Putting aside the total ‘ick factor’ of union aligned groups pushing a national agenda by convincing kids to walk out of school, there is an even more important concern that has to be front and center when thousands of students ignore a school directive and decide to leave their respective campuses: Student Safety.
Angry parents spent the weekend on Twitter convincing students from all over Boston to leave school and head to The Boston Common with zero regard for who’d be responsible for them and what would happen if, God forbid, something were to happen to one of them at a time that they were supposed to be in the care of the Boston Public Schools.
Would those who know better still keep saying the whole thing was student driven if a student had been struck by a car on the trek to the Boston Common? Or would the Alliance to Reclaim Our Schools step in and admit that this event was one piece of a national and organized strategy sweeping across more than thirty American cities including New Orleans, Chicago, and New York.
The following is taken word for word from their website:
Storming in Boston! Support the ThunderclapIt’s time to throw down for public education in MA and across the country. The Massachusetts Education Justice Alliance (MEJA) and the Boston Education Justice Alliance (BEJA) are building a mass mobilization for Monday, March 7 to #keepthecap on charter schools and to demand full funding for all students in Massachusetts. Actions include turn-out and testimony at the State House on Monday morning, a student walk-out across all Boston Public Schools, and a protest against planned budget cuts at a School Committee budget hearing that evening. More details on the March 7 event here. You can help amplify the work of our partners at MEJA/BEJA by joining their Thunderclap social media action – sign up here today!
If I were a Boston student being told by adults that my Mayor didn’t care about me or my schools, I’d be upset and want to speak up.
If I were a Boston student athlete being told by adults that my team was going to be be cut, I’d be upset and want to fight to save my team.

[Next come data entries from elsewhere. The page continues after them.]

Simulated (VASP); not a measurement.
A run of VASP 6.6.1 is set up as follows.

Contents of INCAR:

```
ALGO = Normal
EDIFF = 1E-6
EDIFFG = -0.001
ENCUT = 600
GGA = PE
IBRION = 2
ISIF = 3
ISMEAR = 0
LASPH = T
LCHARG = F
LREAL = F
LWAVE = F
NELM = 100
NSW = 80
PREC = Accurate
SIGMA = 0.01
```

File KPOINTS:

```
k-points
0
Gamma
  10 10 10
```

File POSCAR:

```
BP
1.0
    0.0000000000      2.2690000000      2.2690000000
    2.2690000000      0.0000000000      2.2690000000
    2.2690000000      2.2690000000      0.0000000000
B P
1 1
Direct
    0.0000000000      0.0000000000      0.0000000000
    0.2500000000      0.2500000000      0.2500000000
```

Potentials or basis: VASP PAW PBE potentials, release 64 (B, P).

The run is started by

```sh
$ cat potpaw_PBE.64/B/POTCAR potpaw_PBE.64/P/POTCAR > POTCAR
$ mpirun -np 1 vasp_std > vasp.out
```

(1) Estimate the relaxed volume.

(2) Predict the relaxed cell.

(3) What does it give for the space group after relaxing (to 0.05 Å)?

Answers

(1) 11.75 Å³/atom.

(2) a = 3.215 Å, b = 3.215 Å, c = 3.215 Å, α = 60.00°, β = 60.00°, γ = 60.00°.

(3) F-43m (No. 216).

If I were a Boston student being told that charter schools were bad and were the reason I wouldn’t be able to get into the college of my dreams, I’d probably start to dislike charter schools, whether I knew what a charter school was or not.
Students should be meeting with BPS leadership. And they are. Superintendent Tommy Chang meets regularly with the Boston Student Advisory Council and in light of the recent turmoil around race, they’ve met more frequently.
Students have every right to know what is happening with the school budget, to raise their voices in protest, and to be part of the conversation with educators, school leaders, and city leaders. But they also have every right to accurate and honest information that will not intentionally pit them against organizations and people that a bunch of grown ups see as the enemy.
Perhaps the only positive that comes out of 3,500 students missing school at the behest of big labor is that it provides an opportunity to consider more and better ways for student representatives to be part of the conversation.
But let’s respect them enough to tell them the truth about reductions in Title 1 funds and decreased state aid instead of feeding them a host of talking points that oversimplify and misconstrue a very complex issue.
We are the adults. Let’s start acting like it.
Note: This blog was updated to include language directly from the National Alliance to Reclaim Our Schools website.